The long-abandoned P.R. Mallory factory on the east side of Indianapolis will get new life now that Purdue University has chosen to locate its new polytechnic high school at the facility.

Officials from the Indianapolis mayor’s office, Purdue, and Indianapolis Public Schools announced Monday morning that the sprawling building on East Washington Street, which at its height in the 1960s employed 1,500 workers making dry cell batteries, will eventually serve students who hope to get an education focused on science, technology, engineering and math.

Applications to the school opened Monday. Space for 150 students will be available for the 2017-18 school year and a new freshman class is expected to be added each year, toward the goal of total school enrollment of 600. Students in IPS will have the first preference for spaces.

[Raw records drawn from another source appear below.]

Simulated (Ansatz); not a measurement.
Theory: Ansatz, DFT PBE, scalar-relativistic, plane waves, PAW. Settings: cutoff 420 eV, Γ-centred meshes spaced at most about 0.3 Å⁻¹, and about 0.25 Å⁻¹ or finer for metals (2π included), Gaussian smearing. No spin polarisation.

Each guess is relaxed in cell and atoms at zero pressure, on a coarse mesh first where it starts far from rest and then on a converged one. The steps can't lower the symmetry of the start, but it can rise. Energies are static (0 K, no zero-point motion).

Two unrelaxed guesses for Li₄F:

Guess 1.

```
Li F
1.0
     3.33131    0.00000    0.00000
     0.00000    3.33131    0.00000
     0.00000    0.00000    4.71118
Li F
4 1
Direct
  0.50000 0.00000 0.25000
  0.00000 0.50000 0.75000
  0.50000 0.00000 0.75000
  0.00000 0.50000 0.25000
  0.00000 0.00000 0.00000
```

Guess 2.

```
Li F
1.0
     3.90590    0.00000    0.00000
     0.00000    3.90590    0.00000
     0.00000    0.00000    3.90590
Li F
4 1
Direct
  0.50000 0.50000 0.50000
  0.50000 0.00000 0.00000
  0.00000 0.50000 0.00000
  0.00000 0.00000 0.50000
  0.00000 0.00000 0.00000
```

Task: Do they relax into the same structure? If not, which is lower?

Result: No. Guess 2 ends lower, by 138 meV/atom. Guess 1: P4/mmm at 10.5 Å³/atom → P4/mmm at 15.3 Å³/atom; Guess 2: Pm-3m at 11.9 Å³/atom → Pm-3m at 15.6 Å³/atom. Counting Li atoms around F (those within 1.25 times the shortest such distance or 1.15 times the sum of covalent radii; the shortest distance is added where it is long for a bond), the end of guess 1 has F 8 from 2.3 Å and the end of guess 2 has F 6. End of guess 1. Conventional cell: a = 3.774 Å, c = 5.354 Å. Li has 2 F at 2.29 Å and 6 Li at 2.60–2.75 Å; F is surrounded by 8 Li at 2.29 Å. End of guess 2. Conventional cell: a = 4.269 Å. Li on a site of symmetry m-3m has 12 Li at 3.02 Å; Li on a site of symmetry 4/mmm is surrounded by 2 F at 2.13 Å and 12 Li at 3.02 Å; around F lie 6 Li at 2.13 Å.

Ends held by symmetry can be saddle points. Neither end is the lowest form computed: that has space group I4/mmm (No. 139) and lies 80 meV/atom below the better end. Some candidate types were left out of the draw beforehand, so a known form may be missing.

“It’s a transformational investment that Purdue will be making,” said Indianapolis Mayor Joe Hogsett. The building "has been abandoned for a long time. This is a disproportionally economically-disadvantaged area. We’ve been trying to invest and encourage as much investment as we can on the Near East side.”

Purdue Polytechnic Daniels HogsettPurdue President Mitch Daniels said the university anticipates making a “seven-digit” investment in the building to renovate it and said he hopes to encourage Purdue graduates from across the city and state to help turn the abandoned, boarded-up building into an innovative space for student learning.

Daniels said the Purdue team looked at several spaces, including existing Purdue high schools, but he was “ultimately convinced” that putting in the work to renovate this one would be worth it. He said the curriculum of the high school will be patterned after Purdue’s own polytechnic institute.

“It’s project-based, hands on, team-based, team-taught, very multidisciplinary,” Daniels said. “That requires a different kind of space than conventional classrooms and blackboards."

Hogsett touted the city’s opportunity to “preserve a historic building and return it to the purpose it had along the venerable National Road, creating a new bridge between our past and [an] exciting future.” The National Road—U.S. 40—is the nation's first major highway built by the federal government.

At the beginning of the 20th century, the Mallory site—at 3029 E. Washington Street—hosted baseball fields where the Indianapolis Indians played their first games. It was later the site of Wonderland, an amusement park that was destroyed by fire in 1911.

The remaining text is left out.